Wells Food Festival: How it became major event in calendar

October 06 2017
Wells Food Festival: How it became major event in calendar

Wells Food Festival director Paddy O’Hagan, who founded the event in 2012, explains how the festival came into being and picks out some of the things to look out for this year

How excited are you about this year’s food festival?

I am genuinely excited about this year. We feel the range of food and drink on offer as well as street food shows just how wonderful our local, mainly small, producers are. The quality is astonishing. The Charlie Bigham Discovery Zone will be very interesting. The cathedral is opening parts of the building never normally open to the public for a medieval tour after each talk. The best way to find out is to get hold of our brochure – another innovation. Or join thousands of likes on our Facebook pages.

What is it that you love so much about it?

It really is a community festival with a great atmosphere. We are all volunteers and a team. There is no entrance fee. Our artisan stallholders give us such support, not least by signing up early in the year. Could be that, since their sales are so good, they really want to come back year after year. Another thing is that the festival is so well organised, from selecting who we include to parking (with a little help from Mike Phelps) I feel that we have retained the quality and focus without getting so big that we lose that smallest city, personal touch. The team feel a real sense of ownership and that is enjoyed by the 15,000 visitors who join in with us. We attract all ages and every sort of person, which is important too.

What prompted you to start it in the first place?

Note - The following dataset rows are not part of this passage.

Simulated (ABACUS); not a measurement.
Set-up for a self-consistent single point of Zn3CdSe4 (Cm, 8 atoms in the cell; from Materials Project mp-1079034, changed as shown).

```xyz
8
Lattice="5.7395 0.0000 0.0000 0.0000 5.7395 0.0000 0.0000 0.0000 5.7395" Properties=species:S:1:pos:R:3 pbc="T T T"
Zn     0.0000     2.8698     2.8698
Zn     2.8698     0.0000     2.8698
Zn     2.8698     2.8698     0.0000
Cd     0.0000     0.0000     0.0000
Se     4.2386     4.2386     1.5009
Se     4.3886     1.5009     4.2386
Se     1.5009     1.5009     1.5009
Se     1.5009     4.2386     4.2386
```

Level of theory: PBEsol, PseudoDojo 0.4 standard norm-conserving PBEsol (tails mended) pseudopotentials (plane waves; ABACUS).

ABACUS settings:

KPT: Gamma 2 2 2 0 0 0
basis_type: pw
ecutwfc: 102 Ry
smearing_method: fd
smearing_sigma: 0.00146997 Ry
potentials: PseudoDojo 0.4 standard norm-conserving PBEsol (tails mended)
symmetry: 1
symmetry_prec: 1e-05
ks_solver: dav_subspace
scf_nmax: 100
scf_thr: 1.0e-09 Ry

A friend and I were sitting in a garden in Pilton listening to the Glastonbury Festival. We just thought that if this was France, we could pop out and buy fantastic simple, local food and drink. It seemed to us that we should celebrate our producers, their skill and dedication. Vital for the local economy but also important for keeping our Somerset landscape and its traditions alive. So we thought, let’s put a rural, free food festival on in Wells. So we did and despite the rain, we are still thriving.

Did you have much of a background in food and drink previously?

Not really, other than I feel the quality of ingredients to be important. I want to support artisan makers, small businesses and their working across the Levels. We have always cooked rather than bought ready-made meals. I champion localism and have been involved in projects about farming and food. So passion but no professional background.

Can you pick out any particular things for people to look out for this year?

The brochure is the place to start. Our Facebook page is very popular and really well done. Whatever you like: eat street food, buy delicious treats and then eat some more and buy more treats. Sit in the sun – hopefully! That makes sense to me. There is a lunch in the Town Hall based on foraging with award-winning chefs. The talks in the cathedral followed by a guided tour of parts not open to the public with a tasting. Did I mention food and cider…! Most people mention the atmosphere as being friendly and fun.

What do you think of the food and drink scene in Wells in general?

There are certainly a good spread of excellent restaurants and cafes of all sorts and prices. We have two wine merchants. Our sponsor, Waitrose, offers many local fine foods and drinks as does the excellent independent Queen Street Deli.

Will the food festival continue into the forseeable future?

I certainly hope so. I think it is amazing that in five years we can go from such small beginnings to being the biggest single-day event in Wells. The festival’s success is totally reliant on the energies and time given by the core team of volunteers, several of whom have been volunteering since the first year, and we do need some younger volunteers to join the team to ensure its future.

How would you sum up living in Wells?

We moved here some years ago. Wells was really welcoming and is becoming more and more ‘cultural’. Lots of us are making things happen in all sorts of ways: charity work such as Dementia Wells, fundraising like SOUP to the festivals. It is beautiful and Wells nestles into the best rural landscape anywhere.